# Simulation process notebook

## Preparation

In [None]:
import math
import json
import pickle
import numpy as np
import pandas as pd
from sklearn.metrics import mean_squared_error # RMSE for forecast error

year = '2014-2016'
year = '2017' # Comment this line for 2014-2016 predictions
file_path = '../data/MergedData' + year + '.xlsx'
df = pd.read_excel(file_path)
df['Date'] = pd.to_datetime(df.Date, format='%Y%m%d')
df.rename(columns={'# items demanded':'demand',
                  'Avg temp in 0.1oC': 'temperature',
                  'Rainfall in 24h in 0.1mm':'precipitation',
                  }, inplace=True)

## Approach 1: Running the simulation with moving average on the train (2014-2016) or test (2017) set

In [None]:
z = 2 # Regular safety factor
# z = 2.5 # For found optimum value of z; uncomment this entire line
m = 5  # Shelf life
w = 100  # Waste cost (surplus cost)
u = 500  # Lost sales cost (shortage cost)
Twarm = 14  # Number of warmup days

D_obs = df['demand'].values  # Assign demand vector (from csv) to D_obs: this is observed demand
D_fcst = []  # Assign forecast demand vector (from csv) to D_fcst

def fcst_error(demand_true, demand_pred):
    # Calculate fcst error based on true and predicted demand so far
    return math.sqrt(mean_squared_error(demand_true, demand_pred))

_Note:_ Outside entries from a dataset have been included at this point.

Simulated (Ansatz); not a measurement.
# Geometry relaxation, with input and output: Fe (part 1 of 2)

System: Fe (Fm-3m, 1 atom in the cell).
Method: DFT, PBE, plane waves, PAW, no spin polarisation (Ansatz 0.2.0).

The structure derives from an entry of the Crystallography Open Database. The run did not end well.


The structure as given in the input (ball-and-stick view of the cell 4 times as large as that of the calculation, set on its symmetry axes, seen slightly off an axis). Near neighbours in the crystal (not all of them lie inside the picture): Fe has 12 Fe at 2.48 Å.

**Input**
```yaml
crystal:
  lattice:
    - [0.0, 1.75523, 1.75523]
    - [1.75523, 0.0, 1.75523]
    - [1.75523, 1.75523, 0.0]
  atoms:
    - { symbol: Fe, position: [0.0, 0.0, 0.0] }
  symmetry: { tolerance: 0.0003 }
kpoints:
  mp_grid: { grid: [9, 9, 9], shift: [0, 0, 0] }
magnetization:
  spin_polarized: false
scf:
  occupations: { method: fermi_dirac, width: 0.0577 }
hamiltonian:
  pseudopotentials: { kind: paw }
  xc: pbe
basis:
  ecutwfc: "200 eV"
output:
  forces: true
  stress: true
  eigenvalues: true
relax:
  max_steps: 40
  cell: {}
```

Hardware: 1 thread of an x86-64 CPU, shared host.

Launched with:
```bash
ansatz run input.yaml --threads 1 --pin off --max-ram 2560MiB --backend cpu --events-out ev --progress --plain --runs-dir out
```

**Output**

def S_rmse(d, demand_true, demand_pred):
    # Calculate order-up-to-level S based on RMSE fcst error
    return round(d + 2*fcst_error(demand_true, demand_pred))

def S_rmse_alt(d, squared_errors, z):
    rmse = math.sqrt(np.mean(squared_errors))
    return round(d + z*rmse)

I = [0, 0, 0, 0, 0]  # Initialise inventory array of only 0's
TotWaste = 0  # Initialise waste
TotOrdered = 0  # Initialise total ordered
TotDemand = 0 # Initialise total demand
NShort = 0  # Initialise shortage
TC = 0 # Initialise total cost variable
fillrateDay = [] # Initialise fill rate per day array
squared_errors = [] # Initialise empty array for squared errors per day
today_short = 0 # Initialise zero for today shortage

for t in range(Twarm, len(D_obs)-1):
    mu_t = (D_obs[t - 7] + D_obs[t - 14]) / 2  # Moving average t
    mu_t1 = (D_obs[t - 6] + D_obs[t - 13]) / 2  # Moving average t+1
    mu_lr = mu_t + mu_t1 # Forecast demand for today and tomorrow
    D_fcst.append(mu_lr) # Append to array of fcst t and t+1
    
#   Calculate squared error based on d_{t} and d_{t+1} and append to list
#   of squared errors
    demand_t_and_t_plus_1_true = D_obs[t] + D_obs[t+1]
    squared_error = (demand_t_and_t_plus_1_true - mu_lr)**2
    squared_errors.append(squared_error)

    # Determine s_t based on RMSE-like fcst error
    s_t = S_rmse_alt(mu_lr, squared_errors, z)
#     s_t = S_rmse(mu_t, D_obs[Twarm:t+1], D_fcst)
    q = max(0, (s_t - sum(I)))  # Determine order quantity q for next day
    d_observed = D_obs[t]  # Read value from array of demand D_obs
    TotDemand += d_observed # Add current demand to total to obtain sum after
    # warm-up period

    # Determine fill rate for the day
    if d_observed == 0:
        fillrateDay.append(1)  # Set fill rate to 1 in case demand is 0

    elif d_observed >= sum(I): # If demand is larger than total inventory
        fillrateDay.append(sum(I) / d_observed) # Append fill rate to fill rate list
        today_short = d_observed - sum(I)# We have shortage: lost sales
        NShort += today_short # Add shortage to total shortage
        I = [0, 0, 0, 0, 0] # Reset I to only zeros, because we have sold out

    else:
        fillrateDay.append(1)
        for i in range(m):  # Inventory is taken full FIFO (old -> new)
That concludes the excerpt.